Facebook also reported that 85% of U.S. law enforcement data requests from July to December 2017 produced some data, when the company received 32,742 total requests on 53,625 users/accounts in 2H 2017.

So, as part of its effort in showing the public “how much bad stuff is out there” here is what Facebook reported:

  • We took down 837 million pieces of spam in Q1 2018 — nearly 100% of which we found and flagged before anyone reported it; and
  • The key to fighting spam is taking down the fake accounts that spread it. In Q1, we disabled about 583 million fake accounts — most of which were disabled within minutes of registration. This is in addition to the millions of fake account attempts we prevent daily from ever registering with Facebook. Overall, we estimate that around 3 to 4% of the active Facebook accounts on the site during this time period were still fake.
  • We took down 21 million pieces of adult nudity and sexual activity in Q1 2018 — 96% of which was found and flagged by our technology before it was reported. Overall, we estimate that out of every 10,000 pieces of content viewed on Facebook, 7 to 9 views were of content that violated our adult nudity and pornography standards.
  • For graphic violence, we took down or applied warning labels to about 3.5 million pieces of violent content in Q1 2018 — 86% of which was identified by our technology before it was reported to Facebook.

But the most problematic category for Facebook remains hate speech, where the company admits that “our technology still doesn’t work that well and so it needs to be checked by our review teams.”

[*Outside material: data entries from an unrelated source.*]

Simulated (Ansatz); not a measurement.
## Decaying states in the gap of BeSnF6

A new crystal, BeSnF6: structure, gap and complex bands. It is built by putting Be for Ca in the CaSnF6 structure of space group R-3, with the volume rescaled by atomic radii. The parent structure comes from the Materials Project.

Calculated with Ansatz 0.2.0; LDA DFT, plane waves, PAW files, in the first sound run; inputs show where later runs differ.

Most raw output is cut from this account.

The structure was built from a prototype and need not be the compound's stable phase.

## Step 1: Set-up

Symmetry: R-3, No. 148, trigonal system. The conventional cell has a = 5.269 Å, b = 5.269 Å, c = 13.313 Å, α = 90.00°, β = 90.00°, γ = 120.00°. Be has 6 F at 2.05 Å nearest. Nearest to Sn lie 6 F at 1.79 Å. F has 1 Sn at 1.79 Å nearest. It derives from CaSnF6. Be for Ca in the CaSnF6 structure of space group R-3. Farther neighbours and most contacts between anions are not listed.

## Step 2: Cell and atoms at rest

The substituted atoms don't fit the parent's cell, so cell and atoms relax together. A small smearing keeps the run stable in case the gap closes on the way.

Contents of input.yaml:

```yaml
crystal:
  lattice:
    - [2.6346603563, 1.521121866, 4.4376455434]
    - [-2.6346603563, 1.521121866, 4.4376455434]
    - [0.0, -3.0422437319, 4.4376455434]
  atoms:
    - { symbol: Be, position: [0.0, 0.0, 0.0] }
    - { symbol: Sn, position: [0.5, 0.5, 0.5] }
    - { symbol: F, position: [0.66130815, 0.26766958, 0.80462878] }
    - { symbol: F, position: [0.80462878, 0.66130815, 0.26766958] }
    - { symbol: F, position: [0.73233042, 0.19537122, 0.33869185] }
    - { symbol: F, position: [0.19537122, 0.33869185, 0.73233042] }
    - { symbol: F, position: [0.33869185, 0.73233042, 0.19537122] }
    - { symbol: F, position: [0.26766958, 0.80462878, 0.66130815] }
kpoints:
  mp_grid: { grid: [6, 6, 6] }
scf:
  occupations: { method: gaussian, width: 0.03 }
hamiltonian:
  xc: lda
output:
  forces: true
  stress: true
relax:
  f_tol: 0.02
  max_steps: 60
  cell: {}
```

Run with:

And since “hate speech” means whatever one decide it should mean, it is here that wholesale censorship will take place, in the form of blanket muting or the more subtle “shadow banning” which Facebook has repeatedly used in the past to ban conservatives.

Here Facebook reveals that “We removed 2.5 million pieces of hate speech in Q1 2018 — 38% of which was flagged by our technology.

This means that 62% of the “hate speech” that Facebook took down was the result of complaints by outside readers who found the content of said “hate speech” unpleasant or disagreeable and demanded it be taken down. One wonders, as we proceed down this road, how long until every new piece of content is flagged as “hate speech” and is eventually taken down leading to a feed that is totally devoid of any intellectual opposition; one also wonders how much it will cost Facebook to hire the thousands of arbiters who decide subjectively just what is “hate speech.”

Finally, in the spirit of openness, we hope Facebook will reveal examples of what it classified as “hate speech” which it then removed, especially in light of growing complaints that Facebook has become nothing more than a 1st Amendment filter of non-liberal opinions. That said, we won’t be holding our breath.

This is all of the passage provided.